More Than A City

Stylish design, eye-popping architecture, a Mediterranean climate, and one of the most dynamic culinary scenes in the world are just a few of the many reasons to visit Barcelona

Many artistic geniuses, such as painter Pablo Picasso and architect Antoni Gaudí, have drawn their inspiration and creativity from the pastel hues that radiate from the warm Mediterranean atmosphere that envelops the city of Barcelona.

The city has a population of 1.6 million, with the surrounding Barcelona province having a combined number of 4.7 million inhabitants. The two official languages in the city are Spanish and Catalan, the local language of the region. Spanish can easily be used around the city but Spanish dialects, words and phrases, like English, vary widely in different regions around the world. A Californian friend tells the joke of his two-week university study tour to Barcelona: Walking into a store on the first day brimming with confidence from his years of Spanish speaking in California and neighboring Mexico he asks for three items in a stationary store. The middle-aged cashier turns to him with a big smile and says, “Okay Mr. Mexico, here in Barcelona we call the soft drink this, the eraser this and only my grandfather calls the pen a ‘feather.’”

The local people in Barcelona are proud, proud of their Catalan heritage and even more so of their local football team, F.C. Barcelona. Number 10, Lionel Messi, is currently their most famous superstar player. If you Google “Barcelona,” the first page search results are all for the football team, while the second page is where the listings for the city starts. The third most valuable sports team in the world, owned and operated by the supporters; the club’s motto is “Més que un club” (“More than a club”). The club’s fan base worldwide is truly staggering and even the F.C. Barcelona Vietnam Facebook page has over 270,000 likes. Their biggest rival club is Real Madrid and matches between these two teams are referred to as “El Clasico,” with fans baying for blood in the modern stadium as if the game was to the death in a Roman Coliseum.

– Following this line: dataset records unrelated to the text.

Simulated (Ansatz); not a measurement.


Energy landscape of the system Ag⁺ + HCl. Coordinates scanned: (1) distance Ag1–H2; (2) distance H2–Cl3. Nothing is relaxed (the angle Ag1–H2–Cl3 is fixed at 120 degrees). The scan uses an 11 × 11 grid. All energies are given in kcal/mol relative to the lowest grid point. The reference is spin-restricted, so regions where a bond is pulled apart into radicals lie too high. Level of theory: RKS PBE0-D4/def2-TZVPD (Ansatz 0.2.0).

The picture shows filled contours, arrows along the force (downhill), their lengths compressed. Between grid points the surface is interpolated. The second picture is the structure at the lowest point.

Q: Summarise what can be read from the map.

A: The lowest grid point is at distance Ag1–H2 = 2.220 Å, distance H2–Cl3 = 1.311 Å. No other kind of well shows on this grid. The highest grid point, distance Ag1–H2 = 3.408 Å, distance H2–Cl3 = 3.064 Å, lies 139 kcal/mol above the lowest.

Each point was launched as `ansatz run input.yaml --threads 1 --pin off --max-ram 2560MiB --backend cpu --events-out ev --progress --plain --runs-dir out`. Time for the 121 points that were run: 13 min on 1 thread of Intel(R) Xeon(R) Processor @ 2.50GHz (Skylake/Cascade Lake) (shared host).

Barcelona’s history can be traced back to its founding as a Roman city in 15 B.C., with legend even claiming Hercules responsible for the city’s original founding. In the old gothic quarter, remaining parts of old Roman walls have been incorporated into some of the buildings, such as the Cathedral Basilica La Seu. This area is a joy to walk through with signature restaurants, artisan shops and gothic limestone architecture. It is host to many museums, including the Picasso Museum. Pablo Picasso was famous for wearing his navy blue and white striped shirt, which signified victory, a garment he acquired from his time living in the working class areas of southern France. A prolific painter, Picasso studied art in Barcelona and spent much of his life, the early and later years, here. The museum houses 4,251 works from the artist, a large amount from his early blue period. Many of these sketches and paintings of the female form are very provocative and risqué. I’ve never seen so many portraits of oysters in the wild and they certainly cause a few blushes on some museum patrons.

Olympic Flame

Antoni Gaudí influenced architecture and design in the same way Picasso did with his art. Geometrical forms within nature heavily influence Gaudi’s designs, where animals and trees are used to create wondrous structures that follow mathematically perfect growing patterns in their natural lives. Gaudi mimicked these patterns and shapes and made revolutionary building designs. Many of these can be discovered dotted around the city, such as Casa Vicens, La Pedrera, Parc Güell and Casa Batlló. His most famous building, La Sagrada Familia, has been under construction for over a hundred years. It is a mammoth project with a planned 18 spires and intricate facades and interiors. The project relies solely on donations and ticket admission sales to fund the construction. The completion date is slated for 2026A.D.—the centenary anniversary of Gaudi’s death.

Spanish poet Federico Garcia Lorca has romanticized La Rambla walking street as “the only street in the world which I wish would never end.” Unfortunately, however, the street has developed a reputation for pickpockets, so be caution with your wallet and valuables. The public market of La Boqueria can be accessed from the famous walking street of La Rambla. In the large market, an assortment of foods, fruits, meats and spices can be found. The name “La Boqueria” is derived from Catalan and means “place where goat meat is sold.” Taking back a goat leg to have in your lau de back in Vietnam might be the perfect gift for the Vietnamese in-laws.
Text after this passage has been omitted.